My desktop is running on Win11, and RTX 3070. Now I have a NLP task which uses model_content = AutoModelForSequenceClassification.from_pretrained(self.model_path, config=self.model_config)
so I would love to leverage my GPU in the machine.
I pip installed torch with this:
pip install torch==1.9.0+cu111 torchvision==0.10.0+cu111 torchaudio==0.9.0 -f https://download.pytorch.org/whl/torch_stable.html
Everything is successful.
print(torch.__version__)
print(torch.cuda.get_arch_list())
# Check if CUDA is available
if torch.cuda.is_available():
print("CUDA is available.")
print("CUDA Version:", torch.version.cuda)
print("Number of GPUs:", torch.cuda.device_count())
print("Current CUDA Device Index:", torch.cuda.current_device())
print("Current CUDA Device Name:", torch.cuda.get_device_name(torch.cuda.current_device()))
else:
print("CUDA is not available.")
it returns:
1.9.0+cu111
['sm_37', 'sm_50', 'sm_60', 'sm_61', 'sm_70', 'sm_75', 'sm_80', 'sm_86', 'compute_37']
CUDA is available.
CUDA Version: 11.1
Number of GPUs: 1
Current CUDA Device Index: 0
Current CUDA Device Name: NVIDIA GeForce RTX 3070 Laptop GPU
However when I run my script, it throws this error:
---------------------------------------------------------------------------
ImportError Traceback (most recent call last)

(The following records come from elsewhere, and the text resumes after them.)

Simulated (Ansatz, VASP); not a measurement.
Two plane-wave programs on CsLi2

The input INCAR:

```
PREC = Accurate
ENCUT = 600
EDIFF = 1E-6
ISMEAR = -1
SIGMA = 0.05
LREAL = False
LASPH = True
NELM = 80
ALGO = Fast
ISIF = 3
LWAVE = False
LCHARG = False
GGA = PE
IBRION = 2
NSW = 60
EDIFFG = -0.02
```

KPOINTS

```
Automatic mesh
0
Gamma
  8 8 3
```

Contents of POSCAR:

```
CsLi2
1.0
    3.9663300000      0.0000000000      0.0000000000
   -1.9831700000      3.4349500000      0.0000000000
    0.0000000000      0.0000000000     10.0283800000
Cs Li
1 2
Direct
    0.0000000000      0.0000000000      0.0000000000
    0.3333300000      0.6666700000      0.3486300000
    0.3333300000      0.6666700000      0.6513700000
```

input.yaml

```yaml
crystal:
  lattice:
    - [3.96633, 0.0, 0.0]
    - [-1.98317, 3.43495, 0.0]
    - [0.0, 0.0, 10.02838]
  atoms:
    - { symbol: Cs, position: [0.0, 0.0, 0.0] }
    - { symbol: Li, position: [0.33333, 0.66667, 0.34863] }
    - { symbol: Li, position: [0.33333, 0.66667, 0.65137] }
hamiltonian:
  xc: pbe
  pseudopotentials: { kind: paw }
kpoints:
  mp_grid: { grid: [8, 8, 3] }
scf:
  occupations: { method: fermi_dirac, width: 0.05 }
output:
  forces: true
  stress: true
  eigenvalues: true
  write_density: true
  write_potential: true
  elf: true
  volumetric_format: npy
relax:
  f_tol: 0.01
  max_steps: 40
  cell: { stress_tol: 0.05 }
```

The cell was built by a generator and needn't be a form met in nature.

c:\SynologyDrive\Python\nlp\commonlit2\deberta\large\debertav3-baseline-origin - Copy.ipynb Cell 14 line 2
1 for target in ["content", "wording"]:
----> 2 train_by_fold(
3 train,
4 model_name=CFG.model_name,
5 save_each_model=False,
6 target=target,
7 learning_rate=CFG.learning_rate,
8 hidden_dropout_prob=CFG.hidden_dropout_prob,
9 attention_probs_dropout_prob=CFG.attention_probs_dropout_prob,
10 weight_decay=CFG.weight_decay,
11 num_train_epochs=CFG.num_train_epochs,
12 n_splits=CFG.n_splits,
13 batch_size=CFG.batch_size,
14 save_steps=CFG.save_steps,
15 max_length=CFG.max_length
16 )
19 train = validate(
20 train,
21 target=target,
(...)
26 max_length=CFG.max_length
27 )
...
1769 )
1770 AcceleratorState._reset_state(reset_partial_state=True)
1771 self.distributed_state = None
ImportError: Using the `Trainer` with `PyTorch` requires `accelerate>=0.20.1`: Please run `pip install transformers[torch]` or `pip install accelerate -U`
I then ofcourse installed the suggested “accelerate” library. First of all, it failed, and then the worst of all, it deleted my torch 1.9.0+cu111, and installed torch 2.1.0. No matter which command I used, pip install transformers[torch]
or pip install accelerate -U
, it erased my stable torch 1.9.0+cu111 in the end.
The error message also said “accelerate” needs at least torch 1.10. Then I tried to move up one step, and get the cuda version. But unfortunately there is no. There are lots of other combination, but seems nothing works for my 3070.
Does anyone know how to fix this? make the huggingface pretrained deBerta model train with RTX 3070 with CUDA on?
I have also tried to set deepspeed=None, but no use.
training_args = TrainingArguments(
output_dir=model_fold_dir,
load_best_model_at_end=True, # select best model
learning_rate=learning_rate,
per_device_train_batch_size=batch_size,
per_device_eval_batch_size=8,
num_train_epochs=num_train_epochs,
weight_decay=weight_decay,
report_to='none',
greater_is_better=False,
save_strategy="steps",
evaluation_strategy="steps",
eval_steps=save_steps,
save_steps=save_steps,
metric_for_best_model="rmse",
save_total_limit=1,
deepspeed=None # Add this line to remove the accelerate dependency
)
Many thanks in advance.